I have a friend named Corey who lived in Quito, Ecuador, for 14 years. His parents where missionaries to Ecuador, and he was very young when they started ministering to people in the Quito landfill. Yeah . . . a dump.

More than 300 people live in the dump near my friend’s former home. They live off the trash that flows into the dump from the surrounding area. They survive on the byproducts of society, and Corey and his family lived among them, showing them the love of Jesus with the simple things.

There is a lot more to Corey's story, but to make it shorter—this guy knows trash. He's seen lots of it. So when we are eating lunch together and he busts out with something like, “Americans have the greatest trash!” I'm inclined to believe him. I hadn't really noticed this until Corey pointed it out, but we as Americans waste so many things that could be used over and over again.

There is a thriving community in our suburb that has a lot of new businesses going in. And in this community there is an entire neighborhood of houses that a developer has bought from the homeowners and is going to demolish in the name of progress. There are more than 20 homes in this neighborhood, all in great condition; imagine the good you could do with 20 houses worth of building material. For those of you who know me or have read my stuff before, you know how I love a good cause. All of the materials from those houses could have gone to Habitat for Humanity or some other building project.

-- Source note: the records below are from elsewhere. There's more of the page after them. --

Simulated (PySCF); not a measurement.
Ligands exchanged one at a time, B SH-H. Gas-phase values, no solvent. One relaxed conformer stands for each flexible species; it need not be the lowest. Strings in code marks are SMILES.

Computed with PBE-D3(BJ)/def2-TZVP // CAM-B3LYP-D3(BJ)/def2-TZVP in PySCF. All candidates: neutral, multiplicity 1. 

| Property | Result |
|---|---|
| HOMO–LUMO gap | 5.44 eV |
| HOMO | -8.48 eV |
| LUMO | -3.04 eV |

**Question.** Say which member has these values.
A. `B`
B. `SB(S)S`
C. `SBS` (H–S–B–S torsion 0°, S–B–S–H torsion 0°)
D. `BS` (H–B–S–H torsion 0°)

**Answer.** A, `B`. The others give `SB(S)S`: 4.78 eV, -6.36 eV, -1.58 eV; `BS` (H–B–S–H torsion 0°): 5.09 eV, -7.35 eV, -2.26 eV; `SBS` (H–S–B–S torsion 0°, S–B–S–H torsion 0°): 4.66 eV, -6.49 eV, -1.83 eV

We waste so many things that would be considered treasure to people in other parts of the world. Not only is all of this wastefulness bad for the environment, it is bad stewardship of the things God has given us.

Back to garbage. You can tell a lot about society by looking at its trash. There are professionals called garbologists. As the name suggests, the people who hold these jobs dig through and analyze our garbage. But they don't do this just for fun. Many garbologists believe that you can tell more about a society through its trash than through many other scientific means. In fact, they have estimated the number of family members in a household and the average annual income of certain areas just by looking at its trash. This really struck a chord with me when I learned about the kind of trash that was scattered out on the road in front of my church.

A friend of mine named Kenny, who is a youth missions pastor at my church, gathered a group of students from my youth group to clean up the road as an act of community service. The stuff they found was heartbreaking. This road not only runs by our church, but by a local high school, too. To see what kinds of things our suburb threw away was mind-blowing.

When the cleanup team went out, they loaded black garbage bags that overfilled a pickup truck. They found bags of weed, used pregnancy tests, beer bottles and condoms. This is not in the inner-city of Atlanta; this is in my happy little suburb in front of my church, right next to the high school that some of my friends go to.

After they cleaned up the road, Kenny thought it must have been quite a while since anyone had picked up the street. So he decided they should go back in a couple weeks and see if things were any better. They weren’t. The students found just as much trash—and the same kind.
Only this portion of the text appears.